Argentina's presidential hopefuls face devaluation conundrum


  • World
  • Monday, 07 Aug 2023

Presidential pre-candidate Patricia Bullrich speaks during her presentation at the 135th Argentine Rural Society's annual exposition, in Buenos Aires, Argentina July 24, 2023. REUTERS/Matias Baglietto/File Photo

BUENOS AIRES (Reuters) - Argentina's fractured opposition may not agree on much ahead of an upcoming Aug. 13 primary election but it has coalesced around the need to end a dizzying system of multiple exchange rates that has spooked investors and crippled the economy.

Both mainstream opposition candidates, Patricia Bullrich and Horacio Rodriguez Larreta, would dismantle the myriad of preferential rates in Argentina, custom made for dozens of daily transactions ranging from travel expenses to wine exports.

A third contender, Javier Milei, is calling for the more untested solution of replacing the Argentine peso with the U.S. dollar.

Unlike most other countries, Argentina has an artificially pegged exchange rate which is mandated by the state rather than market demand. This has allowed the widely used parallel currency market to flourish, where pesos are currently trading against the dollar at less than half the official rate.

At the same time the government has been restricting access to foreign currency, what is popularly known as the "dollar clamp", as a way to prevent further draining of low central bank reserves.

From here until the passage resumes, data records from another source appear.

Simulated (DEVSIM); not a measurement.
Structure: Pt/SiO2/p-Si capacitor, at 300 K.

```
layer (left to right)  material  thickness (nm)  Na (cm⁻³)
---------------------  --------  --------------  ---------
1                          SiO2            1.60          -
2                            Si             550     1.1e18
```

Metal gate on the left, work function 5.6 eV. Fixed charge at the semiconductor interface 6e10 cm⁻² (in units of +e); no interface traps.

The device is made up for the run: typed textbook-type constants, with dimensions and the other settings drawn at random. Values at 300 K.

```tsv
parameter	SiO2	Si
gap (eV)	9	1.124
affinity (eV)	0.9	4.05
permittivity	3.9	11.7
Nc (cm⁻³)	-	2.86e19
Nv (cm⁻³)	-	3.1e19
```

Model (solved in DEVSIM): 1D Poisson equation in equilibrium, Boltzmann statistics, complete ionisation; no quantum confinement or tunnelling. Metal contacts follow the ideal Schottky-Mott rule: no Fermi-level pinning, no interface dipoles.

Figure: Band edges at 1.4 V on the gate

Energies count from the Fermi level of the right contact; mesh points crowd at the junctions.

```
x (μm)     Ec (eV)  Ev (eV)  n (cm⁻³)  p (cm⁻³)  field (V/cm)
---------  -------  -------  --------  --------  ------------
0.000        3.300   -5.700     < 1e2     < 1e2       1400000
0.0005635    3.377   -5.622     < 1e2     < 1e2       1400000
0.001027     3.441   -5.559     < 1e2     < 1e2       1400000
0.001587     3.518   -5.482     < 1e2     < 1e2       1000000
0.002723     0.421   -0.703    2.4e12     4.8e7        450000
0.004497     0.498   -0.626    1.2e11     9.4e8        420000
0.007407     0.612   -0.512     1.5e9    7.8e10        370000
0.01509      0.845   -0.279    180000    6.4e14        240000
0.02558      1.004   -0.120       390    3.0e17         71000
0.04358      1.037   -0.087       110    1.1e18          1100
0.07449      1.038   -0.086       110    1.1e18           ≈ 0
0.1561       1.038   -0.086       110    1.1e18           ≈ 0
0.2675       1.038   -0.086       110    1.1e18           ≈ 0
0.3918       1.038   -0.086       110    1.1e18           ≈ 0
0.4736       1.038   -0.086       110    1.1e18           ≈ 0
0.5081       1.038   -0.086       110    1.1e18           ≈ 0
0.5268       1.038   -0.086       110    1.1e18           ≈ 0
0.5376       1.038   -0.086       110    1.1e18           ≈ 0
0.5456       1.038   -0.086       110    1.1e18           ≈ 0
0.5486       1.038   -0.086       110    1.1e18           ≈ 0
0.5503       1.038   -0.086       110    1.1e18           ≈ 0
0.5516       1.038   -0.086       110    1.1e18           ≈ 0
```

Economists warn that any moves to unwind this highly distorted currency market, while removing artificial strictures which are holding back growth and investment, would likely lead to even higher short-term inflation, rising poverty and social unrest.

"It is clear that the current exchange regime is a hindrance to the economy and has failed both to prevent an acceleration in inflation as well as preserving foreign exchange liquidity," Ignacio Labaqui, senior analyst at Medley Global Advisors in Buenos Aires said.

The main problem for an incoming government lies in the "inflationary consequences," in a country where annual price rises are just shy of 116%, Labaqui said.

In 2015, centre-right president Mauricio Macri fulfilled his campaign promise to float the peso currency freely triggering a 28% devaluation. While not immediately devastating, the measures eventually eroded Macri's support to the point where he was forced to reintroduce controls in 2019.

Bullrich, a former security minister under Macri, is advocating to unify rates and lift currency restrictions "on day one," according to her economic advisor, Luciano Laspina.

"We need to remove capital controls very fast. The sooner, the better," Laspina said in a recent forum, betting an abrupt devaluation will bring short-term pain but potentially establish a healthier economy and attract longer-term investment. "With that and the IMF's support, we can build the conditions to restore some credibility in Argentina."

Larreta, the current mayor of Buenos Aires, has a similar goal but argues that doing it immediately and across all sectors would be too painful for crisis-hardened Argentines. Instead he would close the gap between the official and parallel rate within his first year in office, according to his campaign website.

Milei too is focused on a currency-based solution in the form of a devaluation and establishing one unit of exchange. "One of the most irritating things we have in Argentina right now are the government restrictions on who can buy dollars and at what price," economist Diana Mondino and a senior advisor to Milei told Reuters.

But such reforms are unpopular among an already inflation- bruised electorate, which is why the current Peronist administration is sticking to its guns ahead of the October 22 presidential election, pledging to avoid a big devaluation.

It is unlikely that the next administration will remove all these restrictions, "simultaneously," Labaqui said, even if it is part of their current campaign message. "What is clear is there is consensus within Juntos por el Cambio opposition economists about the need to undertake this task (of devaluing the official rate)."